Monday, 14 December 2015

Wise Children by Angela Carter

People recommend books to me a lot. It's hard to know when or how to fit them all in! And then there's the worry I won't like a book that is very dear to a dear friend's heart. For a long time, I just avoided reading books that had been recommended to me, unless someone pushed a physical copy into my hot little hands. (This is still the fastest way to get a book to the top of my list.) So I started a new list to read of books friends recommended. If you want to get in on this, you can recommend a book on this post.

This book was recommended to me by my Sarah!

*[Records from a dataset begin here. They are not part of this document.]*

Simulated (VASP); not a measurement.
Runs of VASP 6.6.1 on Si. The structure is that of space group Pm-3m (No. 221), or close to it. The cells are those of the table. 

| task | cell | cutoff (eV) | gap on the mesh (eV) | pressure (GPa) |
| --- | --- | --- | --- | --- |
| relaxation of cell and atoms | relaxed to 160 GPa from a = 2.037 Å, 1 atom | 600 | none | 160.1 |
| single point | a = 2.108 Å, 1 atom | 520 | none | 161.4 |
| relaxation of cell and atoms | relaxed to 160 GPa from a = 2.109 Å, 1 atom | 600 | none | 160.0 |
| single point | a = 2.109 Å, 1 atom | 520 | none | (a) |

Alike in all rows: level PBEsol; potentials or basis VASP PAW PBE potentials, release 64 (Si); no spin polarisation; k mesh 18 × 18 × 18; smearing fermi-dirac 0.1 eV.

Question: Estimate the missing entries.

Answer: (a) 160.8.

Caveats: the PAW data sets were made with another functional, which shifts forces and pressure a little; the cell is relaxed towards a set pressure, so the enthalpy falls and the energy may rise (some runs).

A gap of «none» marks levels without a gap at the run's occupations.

I trust my sister's choice in books, but I was a little startled when I picked up this book that it was about the theatre. I don't know why that should startle me, except that I scarred her once by exposing her to a bunch of actors, and she's seemed a little leery since. At the remove of fiction, though, this was apparently right up her alley, and I'm pleased to say that it was exactly to my taste as well.

I knew almost nothing about Angela Carter before I picked it up, butw as delighted to find her writing something so thoroughly Shakespearean/theatrical. It's about a pair of twins who made it "big" in English music hall theatre, but have connections to the legitimate theatre because they are the illegitimate children of the leading male Shakespearean actor of his generation.

Oh god, there are so many twins! Not only that, twins whose parentage is frequently in question. Carter is playing a great deal with legitimacy and illegitimacy here, both in the legal sense around birth, but also to do with the "legitimate" and "illegitimate" theatre - the grungy spotlights that are a far cry from those who set themselves up as the bearers of culture.

Except that this book subtly makes the point that from the point of view of "normal" society, there's less difference between the music halls and the august stages than you might think. An air of raffishness persists, and as far as love lives go, both groups are less bound by conventional morality. And it's all thoroughly enjoyable.

The main characters are octogenarian twins, invited to their father's 100th birthday party, even though he's never acknowledged them as his children. From their time on the music hall stages, they're fascinating older women - the story is told by Dora, of herself and her sister Nora.

Their father, of course, is a twin as well, and has fathered two other sets of twins (or has he? There's lots of questionable parentage in this one. As well as ungrateful children, ousting of parents from their homes, drownings of grief-crazed young women, mixed identities galore, falling in love with asses, and many other Shakespearean nods.)

The writing is what really makes this shine - Angela Carter can certainly turn a phrase, and the characters and world jump vividly to life under her pen. In sixty years of people falling in love, cheating, remarrying, betraying, disliking, liking, the myriad characters were always memorably distinct and entertaining.

Since this book is a comedy, at the end, all is restored. (Comedy not in the sense of being funny, although it is, but in the sense of Northrop Frye's elucidation of Shakespearean genre. ) I'm very happy Sarah recommended this book to me, and would happily recommend it to any other lovers of the theatre, or simply good prose and Shakespearean hijinks.